Goose Creek Symphony: The Same Thing Again
By Team JamBase Aug 4, 2008 • 10:40 am PDT

A slice of heaven that’s been collecting dust since the ’70s, The Same Thing Again (Bo Records) proves that cosmic country-rock innovators Goose Creek Symphony pulled up stakes one album too early. Originally set to be their follow-up to 1974’s Do Your Own Thing But Don’t Touch Mine, these sessions lay dormant in the wake of the band’s dissolution in the ’70s until rediscovered on a cassette tape recently by the revived Symphony, who reformed in 1990. Though given less weight than The Byrds and Gram Parsons, if given credit at all, Goose Creek were on the frontlines of rock boys slicing & dicing Hank Williams, Merle Haggard and more into a soup also flavored by jazz, hippie fusion, Sun Studios spice and Tejano pop. One day someone is gonna tell their tale (perhaps here on your JamBase if we’re lucky…) but in the meantime, this new-old salvo should make you take lil’ spin a red brick floor.

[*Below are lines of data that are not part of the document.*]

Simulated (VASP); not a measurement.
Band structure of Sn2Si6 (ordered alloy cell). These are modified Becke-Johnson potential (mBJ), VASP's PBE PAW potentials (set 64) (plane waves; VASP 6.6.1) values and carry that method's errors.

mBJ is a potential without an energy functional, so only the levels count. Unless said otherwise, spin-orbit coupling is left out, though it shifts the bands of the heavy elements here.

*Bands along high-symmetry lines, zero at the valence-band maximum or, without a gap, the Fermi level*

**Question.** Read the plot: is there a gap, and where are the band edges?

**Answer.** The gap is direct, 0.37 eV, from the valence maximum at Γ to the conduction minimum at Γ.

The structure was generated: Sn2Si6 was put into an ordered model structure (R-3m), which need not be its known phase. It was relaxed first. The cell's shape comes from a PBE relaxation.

In a recent conversation with main Goose Charlie Gearheart, he told me that they wanted opener “Tulsa Turnaround” to sound stoned and it truly does. This liquid stumble claims “Best Version Ever” away from Kenny Rogers & The First Edition, and hints at the sweet country-rock that follows. While a touch less eclectic than GCS classics like Established 1970 and Words of Earnest, this one had serious commercial potential, especially in the still relatively accepting atmosphere of FM radio in 1974-75. If folks like Charlie Daniels, initially a ’60s session fiddler both influenced and aided by Goose Creek in his early days, could score hits with his new breed of populist country then a tongue-in-cheek nibbler like “Hard On Wives” and slippery fun “Just Another Rock & Roll Song” might have found a home in the hearts of program directors and DJs coast-to-coast.
While always possessed of a certain twang – a pastoral soul, if you will – Goose Creek Symphony dip into core musical ideas, folk-like nuggets that seem like something a hosen wearing lute player might have brought to town in days of yore. Here, it’s “Cindy” and “Sailors” that feel old time despite being written by long haired stoners during Gerald Ford’s tenure in the White House. Throw in a pretty love song like “Mary,” a superb jumper like “Too Much Of A Good Thing” and a DVD that shows the band in action during this period and you’ve got a pretty swell introduction to one of the unsung heroes in the lineage of what we now call Americana. Let’s do what we can not to miss them a second time around, okay, kids?